Business
One-on-One Question Generator
The one-on-one question generator produces open-ended questions from a pool of ten, sampling without replacement. The count input (1–15) controls how many you receive, capped at the pool size. The questions span growth and development, current blockers, workload, feedback for the manager, wins, and what is on the person's mind. Managers at all levels use the questions to avoid the status-update trap and run conversations their reports actually value. New managers use them to build rapport before trying to coach. Skip-level managers use them to understand team dynamics outside their direct view. Pick two or three to anchor the meeting, ask, and then mostly listen.
How to use
- Choose your options above
- Click Generate
- Copy your result
Detailed instructions
- Choose how many questions you want.
- Click Generate to produce one-on-one questions.
- Pick a couple to anchor the conversation.
- Ask, then listen — let your report do most of the talking.
Use Cases
- •Preparing for a one-on-one with a report
- •Making one-on-ones more than a status update
- •Skip-level and cross-team conversations
- •New managers building rapport with a team
- •Drawing out feedback, blockers, and growth goals
Tips
- →Make the meeting about the person, not just the work.
- →Ask open questions, then mostly listen.
- →Always ask what feedback they have for you.
- →Keep the cadence consistent to build trust.
FAQ
What topics do the generated questions cover?
The pool of ten questions spans: what is going well and what is frustrating, blockers you can help remove, workload, growth and development, feedback for the manager, recent wins, team process improvements, and anything else on the person's mind. The random selection gives you a varied mix each run.
How many questions should I bring to a one-on-one?
Two or three is usually enough to anchor the conversation without making it feel like an interview. Generate five, pick the two that feel most relevant to this person right now, and leave the rest as backup if the conversation runs short.
Who should drive the agenda in a one-on-one?

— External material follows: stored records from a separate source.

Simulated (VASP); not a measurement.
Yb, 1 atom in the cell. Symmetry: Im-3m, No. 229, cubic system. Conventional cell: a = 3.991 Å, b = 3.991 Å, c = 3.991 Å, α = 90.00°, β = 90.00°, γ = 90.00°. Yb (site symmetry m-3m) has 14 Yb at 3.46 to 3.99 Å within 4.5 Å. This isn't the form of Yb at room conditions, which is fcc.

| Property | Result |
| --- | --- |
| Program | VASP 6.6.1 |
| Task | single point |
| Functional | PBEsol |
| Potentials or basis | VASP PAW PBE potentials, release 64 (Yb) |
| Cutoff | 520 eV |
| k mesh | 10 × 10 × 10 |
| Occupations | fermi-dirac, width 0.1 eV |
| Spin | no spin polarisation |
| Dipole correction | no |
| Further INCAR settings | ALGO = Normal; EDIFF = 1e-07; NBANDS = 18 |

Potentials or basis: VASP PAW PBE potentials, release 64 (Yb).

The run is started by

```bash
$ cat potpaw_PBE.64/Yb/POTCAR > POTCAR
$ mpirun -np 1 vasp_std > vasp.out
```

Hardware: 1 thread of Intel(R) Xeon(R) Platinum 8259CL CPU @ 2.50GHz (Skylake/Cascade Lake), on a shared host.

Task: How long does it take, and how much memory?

The report should own most of it — a one-on-one is their time to raise blockers, growth, and concerns, with the manager listening more than directing. Bringing a few prepared questions keeps it from defaulting to a status update while still leaving space for the report to set the direction.
What questions should a new manager ask in early one-on-ones?
Early sessions are for building trust and context before coaching — ask how the person likes to work, what support they need, and what is going well or frustrating. Listening first earns the right to give feedback later. The generator includes open, relationship-building questions well suited to those first few meetings.
How often should one-on-ones happen?
Weekly or biweekly, kept consistent — regularity matters more than exact cadence, because trust builds over repeated conversations, not one-off check-ins. Cancelling frequently signals to the report that other things are more important than their development.